Is Teaching No Longer Your Purpose?

 

Suzanne

A big hello and welcome to all of our educators around the world that are viewing this tremendous conversation that I’m gonna be having. I’m Suzanne Klein, I'm honored to be able to interview some incredible educators-turned-entrepreneurs, and today’s guest is all that.

 

So let me introduce you to Michelle Stimpson she's going to talk about Purpose Freedom. Thank you and welcome, Michelle.

Michelle

Thank you so much for having me, Suzanne. It's my pleasure to be here today.

Suzanne

Excellent. Thank you. So, just a quick introduction of Michelle. She's taught third through twelfth grades in Dallas, Arlington, and Cedar Hill, Texas. Go Texas! She’s also a bestselling author who has combined her love for reading, writing, and teaching into more than 50 books and short stories. That's a lot of writing! She's going to share one of her books with you, and do a brief reading from it as well.

When Michelle left the classroom over 15 years ago, she remained in the field of education, consulting and coaching while writing and publishing. So, let’s jump right in!

Thank you for sharing your story with us today. Could you could say a few words about what you hope to share with our listeners today?

Michelle

Certainly. Thank you again, Suzanne, for having me. One of the reasons I wanted to be a part of this forum is because I want teachers to recognize that options exist. A lot of us know that our purpose is to help people, to share information with people. I think it's important that we recognize there are many ways to do that. Your purpose and what you're doing right now in this season of your life need to align, so that it's fulfilling for you as well as the people you’re serving.

Suzanne

You know, a lot of teachers are scared to leave teaching. The paycheck, the health care, the pension—that keeps some people feeling stuck, thinking “What else can I do?” I get it; I was there, too. I leaped, and left all three of those things behind; you did as well at one point. So did you have a lot of money before you left teaching—a big inheritance or what? How did that work?

Michelle

So when I left the classroom, I didn't have a big nest egg. I wasn't sure what I was going to do. I realized I might make less to begin with than I did as a teacher—which wasn't a whole lot in the first place—but I was willing to make that sacrifice for the sake of my family, and because I just knew there was more I wanted to do. Not that teaching can’t be the core for somebody else but there are things that I wanted to do in that book that just kept scratching and itching me right. So I had to get out there and do those things. I also wanted to be an example for my children. 

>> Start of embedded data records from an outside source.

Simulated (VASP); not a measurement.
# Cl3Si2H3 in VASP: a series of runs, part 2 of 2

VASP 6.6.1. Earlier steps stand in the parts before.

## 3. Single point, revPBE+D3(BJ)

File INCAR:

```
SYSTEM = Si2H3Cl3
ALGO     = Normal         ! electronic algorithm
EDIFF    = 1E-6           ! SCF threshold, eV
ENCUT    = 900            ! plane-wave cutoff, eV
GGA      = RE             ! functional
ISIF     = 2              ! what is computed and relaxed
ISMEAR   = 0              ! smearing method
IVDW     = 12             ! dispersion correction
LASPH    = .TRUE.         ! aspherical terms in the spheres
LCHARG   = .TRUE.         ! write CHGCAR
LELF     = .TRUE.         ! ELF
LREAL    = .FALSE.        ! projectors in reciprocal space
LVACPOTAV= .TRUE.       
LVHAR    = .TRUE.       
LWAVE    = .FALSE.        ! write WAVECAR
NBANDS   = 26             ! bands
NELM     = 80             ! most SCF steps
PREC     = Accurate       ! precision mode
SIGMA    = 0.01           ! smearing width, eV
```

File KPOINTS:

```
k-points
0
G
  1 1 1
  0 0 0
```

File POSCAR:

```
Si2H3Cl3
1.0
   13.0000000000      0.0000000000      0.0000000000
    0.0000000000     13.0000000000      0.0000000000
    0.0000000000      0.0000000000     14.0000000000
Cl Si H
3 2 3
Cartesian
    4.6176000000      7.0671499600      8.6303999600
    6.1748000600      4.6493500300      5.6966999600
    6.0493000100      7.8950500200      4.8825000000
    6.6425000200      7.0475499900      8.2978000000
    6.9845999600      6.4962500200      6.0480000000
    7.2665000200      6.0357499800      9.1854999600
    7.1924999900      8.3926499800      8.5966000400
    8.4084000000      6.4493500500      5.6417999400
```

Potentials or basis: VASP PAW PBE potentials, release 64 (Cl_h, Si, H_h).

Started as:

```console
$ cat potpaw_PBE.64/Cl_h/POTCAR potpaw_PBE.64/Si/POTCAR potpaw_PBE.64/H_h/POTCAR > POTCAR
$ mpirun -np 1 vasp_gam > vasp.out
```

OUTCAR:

But I do think it's important, having worked with teachers over the years, to say this again: if you don't want to be there, you're not helping anybody. You're not helping the kids. Kids know when you don’t want to be there, and it's not healthy for you, or them, if it's not what you want.

You may leave and find out, “Oh my gosh, teaching was the best thing I ever did! I cannot wait to get back!” If that happens, you will come back with a new appreciation for what you do. You will have made sure that you're attached your own purpose, because you took the chance to examine it.

Suzanne

Very inspirational and well said. And I love that you realized how important it was to be open and available. And truly, the universe can't bring you what you need until you step forward and say, “OK, I'm going to get unstuck. I'm going to do what I must to fulfill that need inside me, to do my purpose work.” I think what you said was excellent and beneficial to teachers who feel like they want to do more, learn more, and be more, but they feel trapped by money fears.

Michelle

That, to me, is the whole purpose of this book. And I want to be clear: I didn't write it to try to get people to leave the classroom; we desperately need teachers who want to be in the classroom. The last thing we need is for great, happy teachers to leave—that would be a massacre. But I think the ability to love teaching and be great at it is a gift.

But If you do decide to leave, if you feel “this is the time for me to try something different with my gifts and talents,” it's important to recognize there's more than one way to do that. There are plenty of avenues open to teachers; I mean, teaching is the hardest job I’ve ever done in my life. Once you can do that, and do it well, you have no idea how marketable those skills are—the soft skills of speaking to people, reading data analysis, project management. As a teacher you do these things every day. Leaving the Classroom helps teachers recognize the gifts they have and how to package those gifts in ways that benefit themselves and others.

Suzanne

And those are the educators I’d love to help. The ones who are starting to feel they're ready to make that move, and who need ideas for things they can do right now while they're still in the classroom to prepare to test their ideas. Think about their niche, their purpose. Yeah, absolutely. Thank you for saying that.

And I love that you mentioned the Internet, and how for the first time we have so many more opportunities open to us, like being able to Instagram the CEO of a Fortune-500 company. We've never been able to do these things before; the access to technology and software makes creating an online business so much easier today. Anyways I digress but I did want to mention that. 

So we are coming to an end, we are actually at the end. Thank you again.